Louisville Metro Police Chief Steve Conrad has announced reorganizations within the department that he says are designed to improve trust between police and citizens.
“Our people work hard to try to protect and serve this community,” Conrad said at a news conference Friday morning. “But there are people in this community that don’t trust us, and without this trust, we’re not going to be able to reduce crime.”
Counting Thursday night’s shootings, Conrad said there have been 84 homicides in Louisville since the beginning of the year, compared to 54 last year.
“That represents a 55, almost 56 percent increase compared to this date as of last year,” he said.
Community Services Division
Department changes include the creation of a separate Community Services Division. LMPD was awarded a Community Oriented Policing (COPS) grant to hire 10 new officers specifically tasked with relationship building in the community. Nine of these officers will serve in a Community Policing Unit, to be part of the new Community Services Division. Conrad said the officers will “focus in on some of those underlying root causes of crime, that if we leave them unchanged, those communities will continue to see problems.” He said he’d like the officers to act as a conduit between citizens in need and service providers.
“We need to heed the concerns that we’ve heard from so many people throughout this country about a lack of trust in law enforcement,” Conrad said.
The 10th officer funded by the COPS grant will work in the media and public relations office, with a specific focus on social media outreach. Citing research that people under 25 often get their news from social media, Conrad said, “We want to be sure we’re not missing that critically important demographic, particularly when it comes to building trust.”
Along with the Community Policing Unit, the new Community Services Division will include the existing School Resource Officer Program, and the Special Event Unit and Traffic Unit.
SWAT Division Changes
Louisville currently has a part-time SWAT division, whose officers divide their time between SWAT duties and other department functions. Conrad says this approach worked well in the past, but an increase in SWAT calls is making it challenging for those officers to keep up with both parts of their jobs. So the staff realignment includes the creation of a full-time SWAT Division, with about 20 officers.

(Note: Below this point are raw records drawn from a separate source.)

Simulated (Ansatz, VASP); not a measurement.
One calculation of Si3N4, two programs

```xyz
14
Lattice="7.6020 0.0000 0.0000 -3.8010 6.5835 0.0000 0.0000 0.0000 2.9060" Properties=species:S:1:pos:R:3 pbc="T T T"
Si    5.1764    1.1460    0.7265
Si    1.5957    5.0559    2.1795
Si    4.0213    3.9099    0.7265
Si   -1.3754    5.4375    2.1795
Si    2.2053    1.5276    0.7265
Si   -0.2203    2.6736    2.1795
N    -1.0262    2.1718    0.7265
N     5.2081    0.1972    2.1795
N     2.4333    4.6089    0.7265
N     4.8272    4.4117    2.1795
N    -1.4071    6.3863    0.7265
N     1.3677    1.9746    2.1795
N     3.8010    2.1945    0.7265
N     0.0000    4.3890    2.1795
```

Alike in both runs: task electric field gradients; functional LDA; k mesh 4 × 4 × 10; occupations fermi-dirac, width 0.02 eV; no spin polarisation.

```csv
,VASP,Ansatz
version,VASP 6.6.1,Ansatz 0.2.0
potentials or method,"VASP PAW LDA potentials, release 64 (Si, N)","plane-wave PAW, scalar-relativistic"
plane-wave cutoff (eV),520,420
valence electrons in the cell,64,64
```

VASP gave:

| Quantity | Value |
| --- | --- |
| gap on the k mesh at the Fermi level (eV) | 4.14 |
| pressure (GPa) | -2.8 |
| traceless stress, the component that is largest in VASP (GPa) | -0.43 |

The current part-time SWAT team will still be used to supplement the full-time team when more officers are needed, though Conrad said he expects the full-time team to respond to the “vast majority” of calls.
New Narcotics Officers
“Already this year we’ve seen a 47 percent increase in the number of overdose deaths that our officers have responded to,” Conrad said. “We also believe that narcotics trafficking is related to many of the homicides we’ve had this year, and much of the violent crime we’ve seen.”
In an effort to address these problems, two new squads — two sergeants and 14 detectives — will be added to the Narcotics Division.
In an effort to get more officers on the streets more quickly, LMPD has also rehired 17 recent retirees to be patrol officers. They are the first of the 122 new officers the department plans to hire this fiscal year.
All changes announced Friday will take effect on September 23.